Before one picks up the phone and shorts the YEN for EUR, I would point out two things. First, the demise of the Soviet Union was to some extent accidental, since the Reagan build that ostensibly bankrupted the evil empire was itself based upon flawed intelligence intercepted from the Russkies who were essentially fabricating Russia's own military-industrial infrastructure acquisition and troop-strength facts and figures to their own leadership, something American intelligence didn't consider when embarking upon their own 80s build. Secondly, Euro-Yen has been the bane of large macro traders and carried out many in 1998, and after. Now, they are requited, but short YEN IS crowded both explicitly (by financing carry trades) and implicitly, by the Bloomberg figures of Japanese capital obviously (and copiously) flowing abroad.
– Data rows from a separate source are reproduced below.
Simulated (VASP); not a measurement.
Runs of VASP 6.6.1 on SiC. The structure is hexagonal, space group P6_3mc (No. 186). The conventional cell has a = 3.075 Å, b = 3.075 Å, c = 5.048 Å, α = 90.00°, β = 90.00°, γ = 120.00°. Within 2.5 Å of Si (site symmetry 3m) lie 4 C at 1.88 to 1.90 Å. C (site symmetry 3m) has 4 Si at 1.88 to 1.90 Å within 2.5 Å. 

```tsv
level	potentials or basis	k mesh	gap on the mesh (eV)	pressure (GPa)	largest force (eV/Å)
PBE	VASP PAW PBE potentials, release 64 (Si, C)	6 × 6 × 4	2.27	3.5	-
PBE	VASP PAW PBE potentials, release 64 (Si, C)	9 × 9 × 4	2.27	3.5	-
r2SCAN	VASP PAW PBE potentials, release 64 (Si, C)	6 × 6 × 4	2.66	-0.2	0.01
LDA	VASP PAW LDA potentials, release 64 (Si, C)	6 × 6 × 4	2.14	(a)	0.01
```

BCA things nothing will upset the proverbial apple cart, send the cross to 180. They may be right, but many other things must also go right and smoothly for this bold prediction to come to fruition.
Thursday, May 03, 2007
Not-so-Chinese Whispers
So the stock is rising for "no apparent reason". "It's noise", says the naive reversion trader or overconfident short-seller. Maybe someone knows something. Knows something indeed!!! Bloomberg reported today that a NY-based investment banker within the energy group at Credit Suisse (and friends) were taking advantage of precisely such Fat Chance to profit handsomely from their privileged information. Soon, however, he'll be surfing porn at the US Federal minimum security prison at Allenwood.
The list of deals that he and his friends are accused of capitalising upon is long, and the profits large indeed. He told friends and business partners, they told others, trades were placed, leaving a trail of landline and cell-phone records. But what was he thinking? After the effort that the SEC put into trying to get Martha Stewart make the pen more "homey", did he believe they were now too preoccupied with terrorism? Really! Consider the effort that Ashcroft put into screwing harmless pot-head Tommy Chong.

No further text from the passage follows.